Where does a company find its values?
Managers evaluate historical, current, and forecast data in light of the values and priorities of influential individuals and groups?often called stakeholders?that are vitally interested in the actions of the business. The interrelated stages of the process are the 11 components discussed in the last section. Finally, the aim of the process is the formulation and implementation of strategies that work, achieving the company's long-term mission and near-term objectives.
It is these stakeholders who create, develop, and influence the company's vision, mission, and values. They are the ones who set the tone for the organization. Stakeholders can be from within or without an organization; and, can be from the board room to the production floor.
Successful companies -- i.e., successful strategically--are able to "mesh" the divergent interests of the stakeholder groups into a cohesive framework. In the classroom terms like "playbook" and "holistic framework" have been used to describe strategic planning. These terms are very apropos in this context. Unless the leadership of an organization is able to formulate, promulgate, and effectively implement a concise, coherent and meaningful strategic plan that incorporates mission, vision, and values, the company's true success will not be achieved.

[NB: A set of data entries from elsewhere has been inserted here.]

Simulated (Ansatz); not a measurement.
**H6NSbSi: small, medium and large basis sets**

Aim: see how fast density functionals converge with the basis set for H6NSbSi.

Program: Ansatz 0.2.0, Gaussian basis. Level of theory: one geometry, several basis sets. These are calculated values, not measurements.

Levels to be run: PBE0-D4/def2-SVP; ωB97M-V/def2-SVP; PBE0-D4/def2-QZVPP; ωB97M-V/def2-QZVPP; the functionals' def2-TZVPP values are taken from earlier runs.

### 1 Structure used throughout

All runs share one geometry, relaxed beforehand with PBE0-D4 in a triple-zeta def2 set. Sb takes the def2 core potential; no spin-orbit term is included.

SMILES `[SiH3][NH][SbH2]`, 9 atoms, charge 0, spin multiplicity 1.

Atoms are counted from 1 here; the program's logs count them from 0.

King Solomon even acknowledged the importance of vision when he is attributed in Psalms 29:18 to saying "[w]here there is no vision, the people perish." So is vision, then, nothing more than the capacity to look today into the possibilities of tomorrow? I think so.
Some would say that vision is the difference between effective and nominal leadership. The "why/how" versus the "what/when" dichotomy raised by Ann in one of her threads.
Think of past president's with vision. Eisenhower and the interstate highway system; Kennedy, the moon mission, and Johnson, civil rights. If these leaders did not have vision would they have accomplished great things or put into motion such great achievements. These presidents will long be remembered for their legacies in these areas.
Joseph Quigley in Vision provides a more down-to-earth definition: "the most fundamental statement of a corporation's values, aspirations, and goals. It is an appeal to its members' hearts and minds. It must indicate a clear understanding of where the corporation is today and offer a road map for the future." Where the mission tells where you are going, the vision should tell you why.